The Lerner index: something business owners should learn

Just what is in a bottle of water? In true economic fashion, the answer is “it depends”. In the attached photo, there are four different bottles, The Dasani is processed tap water, The Club Soda is carbonated processed tap water. The Perrier and San Pellegrino are naturally carbonated mineralized spring water from France and Italy respectively. At one restaurant in Australia, the owner has installed a system that filters and carbonates water and he is charging A$5 (A$1=C$1.03) with unlimited refills according to a Reuters article.

The question in the article is whether the public will buy it or not. A firm with monopoly power will choose its output by equating its marginal cost with its marginal revenue. This is the point of maximum profits. Having determined the optimal output level, the firm will charge as much as the market will bear.

The ratio of the price to marginal cost is known as the Lerner index and is inversely related to the elasticity of demand. That is, the more elastic the demand, the less the firm will charge for its product.

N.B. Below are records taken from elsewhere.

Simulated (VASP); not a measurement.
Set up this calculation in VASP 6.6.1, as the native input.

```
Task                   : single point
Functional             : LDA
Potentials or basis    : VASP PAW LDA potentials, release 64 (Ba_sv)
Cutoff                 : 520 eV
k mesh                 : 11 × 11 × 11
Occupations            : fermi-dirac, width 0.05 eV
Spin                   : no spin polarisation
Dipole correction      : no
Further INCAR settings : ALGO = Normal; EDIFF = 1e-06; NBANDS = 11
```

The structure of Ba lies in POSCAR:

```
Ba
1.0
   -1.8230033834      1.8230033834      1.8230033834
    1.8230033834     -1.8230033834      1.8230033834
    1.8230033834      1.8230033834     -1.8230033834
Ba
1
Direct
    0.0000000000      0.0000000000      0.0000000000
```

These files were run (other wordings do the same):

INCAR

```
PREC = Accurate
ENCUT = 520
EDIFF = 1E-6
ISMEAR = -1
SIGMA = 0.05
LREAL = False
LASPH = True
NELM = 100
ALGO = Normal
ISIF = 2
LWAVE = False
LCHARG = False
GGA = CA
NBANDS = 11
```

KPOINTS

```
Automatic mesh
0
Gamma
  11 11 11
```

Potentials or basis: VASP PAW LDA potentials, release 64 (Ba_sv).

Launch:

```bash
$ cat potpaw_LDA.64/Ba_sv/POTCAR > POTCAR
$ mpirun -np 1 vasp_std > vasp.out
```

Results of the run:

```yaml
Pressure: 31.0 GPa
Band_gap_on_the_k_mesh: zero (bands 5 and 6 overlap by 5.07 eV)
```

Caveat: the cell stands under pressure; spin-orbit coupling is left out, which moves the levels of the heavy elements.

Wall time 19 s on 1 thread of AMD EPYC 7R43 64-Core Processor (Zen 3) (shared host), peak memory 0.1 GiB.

A product tends to be more elastic if there are substitutes available, and that is in the eye of the consumer. Club Soda is easy to make and there are several available substitutes. A large bottle can be obtained for a relatively low price. The same is true for bottled water like Dasani, Aquafina or Nestlé Pure Life. People pay for the convenience of bottled water more so than just the product itself. Mineralized waters are somewhat different in that they have different flavours depending on the amount and type of mineral salts that they contain. Some people prefer this to regular tap water and are willing to pay more. Perrier and San Pellegrino are more expensive because the demand is less elastic.

If a customer were to pay the A$5 and a normal person would have at least 2-250ml glasses of water at dinner that is A$1/100mL. In order to get (at least in dollar terms) the same value for money as a Dasani bottle, they customer would have to drink about 2 litres (0.2/100mL).

Dasani               0.212/100ml
Canada Dry      0.1095/100ml
Perrier              0.332/100ml
S.Pellegrino      0.358/100ml

The unfortunate Australian restaurant owner must provide regular tap water for free. The marginal cost of the treated water will be slightly higher but unless customers are not willing to substitute between the treated and untreated water the new product will tend to have a relatively elastic demand.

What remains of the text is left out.